The Tour Magazin tests are by far the best out there (way ahead of anything from GCN, Cycling Weekly, Bikeradar, Bikerumor, etc). They test at the GST wind tunnel, this is the same wind tunnel Swiss Side uses. They use a moving leg dummy.
But indeed, you can't take take the results at face value. The main problem is that they don't standardize the handlebar, which is a big part of the aero equation. The wheels can also be a problem -- sometimes they give an additional figure with the reference wheelset (Zipp 404), but sometimes they don't.
For example, they're tested the 3T Strada (both the 1st and 2nd gen), and they give it 211w and 210w respectively with Zipp 404s. But then you realize that both were equipped with round-ish fully-wrapped bars...that's another ~7w, which makes the 3T Strada just as fast as the fastest mainstream bikes (Aeroad, S5, SystemSix). Yet the Strada is never referred to as such.
I believe the only open mold frameset they've tested is the Baldiso Air Flight One, which is the Workswell WCB-R-306. It scored 212w with 50mm wheels and a one-piece aero handlebar, so it's a fair bit slower (~8w) than the mainstream aero bikes. There's also the Myvelo Verona, which I assume is some open mold frameset (not sure), and it had a terrible score around 222w with Zipp 404s and a one-piece aero handlebar.

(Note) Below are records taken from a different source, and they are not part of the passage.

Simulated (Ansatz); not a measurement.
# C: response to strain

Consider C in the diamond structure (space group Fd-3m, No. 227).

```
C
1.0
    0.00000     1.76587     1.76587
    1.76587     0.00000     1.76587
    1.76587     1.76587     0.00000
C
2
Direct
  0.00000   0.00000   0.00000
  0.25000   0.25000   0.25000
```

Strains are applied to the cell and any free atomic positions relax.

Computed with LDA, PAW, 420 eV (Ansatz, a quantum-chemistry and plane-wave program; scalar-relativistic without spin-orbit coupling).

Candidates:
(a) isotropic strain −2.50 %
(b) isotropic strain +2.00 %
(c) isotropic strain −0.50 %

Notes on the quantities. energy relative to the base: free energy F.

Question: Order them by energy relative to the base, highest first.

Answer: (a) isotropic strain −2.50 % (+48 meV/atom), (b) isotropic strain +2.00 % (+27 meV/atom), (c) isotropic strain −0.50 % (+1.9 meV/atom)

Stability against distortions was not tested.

Those numbeds are also weighted. They take drag numbers at different yaws and use an equation to get a number from those measurments. The equation favours lower yaw angles, but it still dpesn't tell the whole story. For example: S5 and Aeroad have the same result in tour tests, but if you look at tests that show the yaw/drag graph, you'll see that the S5 if faster at lower yaw angles (no wind of full headwind) and the aeroad if faster at higher yaw angles (crosswinds). Even though the equation tries to balance that out, the reality is that in real world conditions the S5 should be faster something like 90% of the time.
Not sure I follow your reasoning. The weighting function is based on real-world yaw distribution, so if one bike has a lower weighted drag than another, it will be faster most of the time in the real world. If one bike is 5w faster at 0 yaw than another bike that is only 5w faster at 10deg+ yaw, then this will surely be reflected by the former having a lower weighted drag.